CODEWITHSUNDEEP
javascriptarraysfunctional-programming
GavinoGrifoni
GavinoGrifoni

Reputation: 763

Arrays: conditionally mapping elements

I work with Redux and it often happens to me to write reducers with expressions like this one:

return users.map(user =>
  user.id !== selectedUserID ? user : {
    ... user,
    removed: false
  }
);

The intent should be clear enough: modify just the item in the array that has the given id, while copying the others as they are. Also note that ordering is important, otherwise I could just have used a filter() function.

This snippet triggers a no-confusing-arrow error on eslint, which makes sense to me. This can also be easily solved by adding round parenthesis around the arrow function body, so no big deal here:

return users.map(user => (
  user.id !== selectedUserID ? user : {
    ... user,
    removed: false
  }
));

I also want to parse this code through prettier, which automatically removes the parenthesis around the arrow function body, going back to version 1 of the snippet.

The obvious solution here is to write the arrow function the verbose way:

return users.map(user => {
  if(user.id !== selectedUserID) {
    return user; // unmodified user
  }
  return {
    ... user,
    removed: false
  };
});

but I honestly find it a bit too clumsy.

Aside from the specific context and the used tools (eslint and prettier, which can be configured differently/turned off/whatever), is there any better way to write this?

In my wildest dreams it exists a function with a signature similar to:

Array.mapIf(callback, condition)

that cycles all the elements in the array, and calls the callback function only to the ones satisfying the given condition, while returning the other elements unmodified.

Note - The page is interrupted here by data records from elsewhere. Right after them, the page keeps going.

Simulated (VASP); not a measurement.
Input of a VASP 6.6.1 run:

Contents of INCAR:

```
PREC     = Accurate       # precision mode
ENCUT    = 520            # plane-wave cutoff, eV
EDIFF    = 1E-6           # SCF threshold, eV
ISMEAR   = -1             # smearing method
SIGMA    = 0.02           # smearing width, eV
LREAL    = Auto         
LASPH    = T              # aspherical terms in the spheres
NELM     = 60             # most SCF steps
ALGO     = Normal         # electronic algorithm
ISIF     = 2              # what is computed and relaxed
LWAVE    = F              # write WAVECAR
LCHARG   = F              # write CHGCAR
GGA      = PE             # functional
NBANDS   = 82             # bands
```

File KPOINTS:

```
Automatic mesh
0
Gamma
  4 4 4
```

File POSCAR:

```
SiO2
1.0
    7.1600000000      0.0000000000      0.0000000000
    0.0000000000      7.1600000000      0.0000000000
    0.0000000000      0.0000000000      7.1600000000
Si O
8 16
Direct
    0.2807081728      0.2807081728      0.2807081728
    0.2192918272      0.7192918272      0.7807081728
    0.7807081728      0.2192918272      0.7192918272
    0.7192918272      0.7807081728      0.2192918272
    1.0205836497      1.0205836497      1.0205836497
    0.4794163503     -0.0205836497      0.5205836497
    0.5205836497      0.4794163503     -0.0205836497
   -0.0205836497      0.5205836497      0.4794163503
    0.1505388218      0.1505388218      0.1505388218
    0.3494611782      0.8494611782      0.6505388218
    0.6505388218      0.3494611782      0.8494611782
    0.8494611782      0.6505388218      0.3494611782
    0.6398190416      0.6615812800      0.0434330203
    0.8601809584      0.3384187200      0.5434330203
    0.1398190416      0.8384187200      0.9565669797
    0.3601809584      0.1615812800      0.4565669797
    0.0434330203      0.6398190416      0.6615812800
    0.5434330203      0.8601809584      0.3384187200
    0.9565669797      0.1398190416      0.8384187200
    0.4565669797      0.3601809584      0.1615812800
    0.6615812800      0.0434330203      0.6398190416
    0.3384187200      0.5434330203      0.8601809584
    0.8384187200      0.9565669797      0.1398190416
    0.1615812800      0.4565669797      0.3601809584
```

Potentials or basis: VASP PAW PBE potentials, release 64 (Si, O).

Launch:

I could obviously write a function like this myself, but maybe there is something already existing in other functional languages that may be worth to look at for general culture/inspiration.

Upvotes: 4

Views: 173

Answers (4)

Mulan
Mulan

Reputation: 135227

I'll provide this as a supplement to @ftor's practical answer – this snippet shows how generic functions can be used to accomplish kind of result

const identity = x =>
  x

const comp = ( f, g ) =>
  x => f ( g ( x ) )
  
const compose = ( ...fs ) =>
  fs.reduce ( comp, identity )
  
const append = ( xs, x ) =>
  xs.concat ( [ x ] )

const transduce = ( ...ts ) => xs =>
  xs.reduce ( compose ( ...ts ) ( append ), [] )

const when = f =>
  k => ( acc, x ) => f ( x ) ? k ( acc, x ) : append ( acc, x )

const mapper = f =>
  k => ( acc, x ) => k ( acc, f ( x ) )

const data0 =
  [ { id: 1, remove: true }
  , { id: 2, remove: true }
  , { id: 3, remove: true }
  ]

const data1 =
  transduce ( when ( x => x.id === 2)
            , mapper ( x => ( { ...x, remove: false } ) )
            )
            (data0)
            
console.log (data1)
// [ { id: 1, remove: true }
// , { id: 2, remove: false }
// , { id: 3, remove: true }
// ]

However, I think we could improve when with a more generic behavior, all we need is a little help from some invented types Left and Right – expand complete code snippet after this excerpt

const Left = value =>
  ({ fold: ( f, _ ) =>
       f ( value )
  })

const Right = value =>
  ({ fold: ( _, f ) =>
       f ( value )
  })

// a more generic when
const when = f =>
  k => ( acc, x ) => f ( x ) ? k ( acc, Right ( x ) ) : k ( acc, Left ( x ) )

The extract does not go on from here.